Quote Originally Posted by Stan View Post
Gaining and keeping population or local support is a hard one to get a grasp on. When insurgents threatened them with death, it was fairly clear. Regardless of what we did to better the locals' existence, they knew we (Belg, French and US) were unlikely to ever beat or kill them for cooperating.
"The Population" "The Insurgent" "The Government" "The Counterinsurgent" all get thrown about fairly regular as if they were not all of the same cloth.

The Population is of course the one fabric from which all are cut, with The Government and The Counterinsurgent being one and the same, and also a subset of the populace. The insurgent is also a subset of the populace.

If someone is not of "The Populace," then I would offer they are neither an insurgent nor a counterinsurgent, but are something else altogether.

When we get careless in our language it leads to carelessness of thought, which then results in carelessness of action.
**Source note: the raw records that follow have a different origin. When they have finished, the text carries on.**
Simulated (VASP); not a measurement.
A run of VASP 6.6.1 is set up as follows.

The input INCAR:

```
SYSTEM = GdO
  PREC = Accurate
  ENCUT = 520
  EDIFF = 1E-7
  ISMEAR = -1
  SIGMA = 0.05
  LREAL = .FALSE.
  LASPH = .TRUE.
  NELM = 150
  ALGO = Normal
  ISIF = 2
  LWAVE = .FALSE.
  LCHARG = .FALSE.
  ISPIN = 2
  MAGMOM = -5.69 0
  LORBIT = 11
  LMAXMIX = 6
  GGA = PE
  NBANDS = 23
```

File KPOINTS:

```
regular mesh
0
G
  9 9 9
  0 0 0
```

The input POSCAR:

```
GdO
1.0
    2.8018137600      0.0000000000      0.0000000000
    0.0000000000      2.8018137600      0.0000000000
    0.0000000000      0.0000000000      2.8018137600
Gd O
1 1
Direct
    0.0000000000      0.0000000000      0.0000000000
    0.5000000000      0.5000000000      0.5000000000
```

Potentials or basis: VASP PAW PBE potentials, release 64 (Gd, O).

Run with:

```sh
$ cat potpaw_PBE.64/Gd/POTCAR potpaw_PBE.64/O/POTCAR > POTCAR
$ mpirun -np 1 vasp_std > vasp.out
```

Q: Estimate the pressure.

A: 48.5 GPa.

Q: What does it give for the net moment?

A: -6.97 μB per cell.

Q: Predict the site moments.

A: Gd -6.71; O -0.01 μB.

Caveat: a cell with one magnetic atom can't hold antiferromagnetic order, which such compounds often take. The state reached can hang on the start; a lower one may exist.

I contend that current U.S. military doctrine on COIN has fallen into this trap, casting ourselves into the role of counterinsurgent in many cases where we are not; and that this line of thinking has been heavily reinforced by our recent operations in Iraq. The US Army is to be commended for the amazing transition of both thought and deed in dealing with the situation that it was launched into the middle of in Iraq. But what we are doing there, while absolutely taking place in the middle of an Iraqi Insurgency, is not COIN. COIN is what the Iraqi government is conducting, and it is as much about improving their own governance of the populace as it is about containing any manifestations of those that challenge that governance.

If anything the role of the intervening party is the most complex of all, because it is the intervener who in fact must make what often is treated as an "irrevocable choice" about which aspect of the populace he will support in this complex dance among "The Populace."